Since gaming’s inception, it’s been ripe with a seemingly endless amount of popular fads. For the younger generation of gamers in particular, these fleeting trends are most clearly displayed in the Wii’s early motion controls, with the Wii having arrived on 16 November 2006, meaning that by the time of publication it will be a decade old. The Wii began then a race to develop motion control systems across all the main console platforms, but what it also signified was the beginning of a what was assumed would be a revolution in how we will actually play video games. For Nintendo the future was in motion controls, and for a while Microsoft and Sony went along, with the Kinect and the PlayStation Move releasing some years later. As it were though, this would not be the last attempt at changing the way we play games.
But with all the
promises VR made,
has there really been
much of a change
In 2012, a company called Oculus began a Kickstarter for the revolutionary technology that is virtual reality, or VR, and the gaming community flocked to donate, giving it $2.5m, and generating a massive amount of media coverage. With the spike in interest that Oculus generated, the major companies Sony and Microsoft of course jumped on the band wagon, along with HTC who came out with their Vive headset. Now virtual reality gaming is no far flung, futuristic idea, it’s a present reality. But with all the promises VR made, the hype and the future we all assumed it had, has there really been much of a change in gaming?
Two of the three VR headsets currently known to the public have been released, with the exception being Sony’s Morpheus which is set to be cheaper and have lower specs than its competitors, but there really hasn’t been much fanfare. Like many, when I sit down to game, I still break out a controller or boot up my PC. I’m fully in the knowledge that VR exists, and I am completely content without it. At the time of writing, I’m fairly confident that this can be said for the vast majority of gamers. Why, then, has VR not made the impact it so promised? The reality, VR gaming faces a multitude of problems. Remember, this isn’t the first time it’s been attempted, back in the 1980’s and 1990’s many companies tried and failed to make VR a hit, and unfortunately they ran into the same problems that to an extent plague VR to this day.

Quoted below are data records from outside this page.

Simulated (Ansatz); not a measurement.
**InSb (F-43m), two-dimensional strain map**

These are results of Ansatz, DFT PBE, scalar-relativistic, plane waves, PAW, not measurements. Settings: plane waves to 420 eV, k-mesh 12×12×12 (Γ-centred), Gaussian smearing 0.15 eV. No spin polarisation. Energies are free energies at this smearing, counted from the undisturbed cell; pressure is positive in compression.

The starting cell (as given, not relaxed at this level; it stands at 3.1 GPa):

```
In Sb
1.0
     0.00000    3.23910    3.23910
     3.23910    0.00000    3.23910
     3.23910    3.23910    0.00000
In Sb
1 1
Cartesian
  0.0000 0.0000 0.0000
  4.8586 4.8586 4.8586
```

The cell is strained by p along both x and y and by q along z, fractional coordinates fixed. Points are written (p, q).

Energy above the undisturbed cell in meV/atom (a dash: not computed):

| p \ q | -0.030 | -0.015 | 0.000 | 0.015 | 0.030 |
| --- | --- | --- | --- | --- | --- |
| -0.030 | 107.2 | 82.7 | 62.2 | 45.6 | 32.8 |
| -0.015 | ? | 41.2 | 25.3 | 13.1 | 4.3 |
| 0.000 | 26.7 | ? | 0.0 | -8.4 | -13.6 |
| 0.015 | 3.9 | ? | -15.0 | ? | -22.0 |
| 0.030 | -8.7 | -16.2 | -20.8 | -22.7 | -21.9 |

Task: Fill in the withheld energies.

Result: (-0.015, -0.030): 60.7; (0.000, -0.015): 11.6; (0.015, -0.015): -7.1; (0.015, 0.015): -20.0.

Firstly, it’s massively expensive. Obviously as time progresses the technology gets cheaper, but it still requires funds to develop, and the current price stands at around £600 to £700 dependant on the headset you buy – completely out of the price range of anyone who is not a hardcore VR fan. Secondly, VR requires powerful hardware. There’s a reason Sony’s Morpheus headset is scaled down compared to the others, the reason being the PS4 would not be able to handle rendering the two screens inside the headset, which make it doubly intensive to run. This in turn puts up the price and then whoever can afford it has to have a sufficiently powerful PC to run it, which again costs vast amounts of money. Finally, as with most gaming hardware, even with the promise of VR, it is still a fad. Although it has so far avoided being labelled one, it doesn’t take close scrutiny to realise. At first, like the Wii, the idea is novel and worth investing in, but after a couple of weeks? Months? Will you still want to put in the effort of clearing a room, putting on some goggles and moving your head around when all you really want to do is relax and play a game?
This is the inherent problem with VR. With all its media hype and dazzling technology we failed to see it for what it truly was: a fad. A brief fling with the futuristic idea of plugging ourselves into the machine. Of course VR will still exist in the future, with many applications aside from gaming, and I’m sure some experiences will be the better for it. But will everybody be sat at home, plugged in?
No. They’ll still be flicking birds on their phones.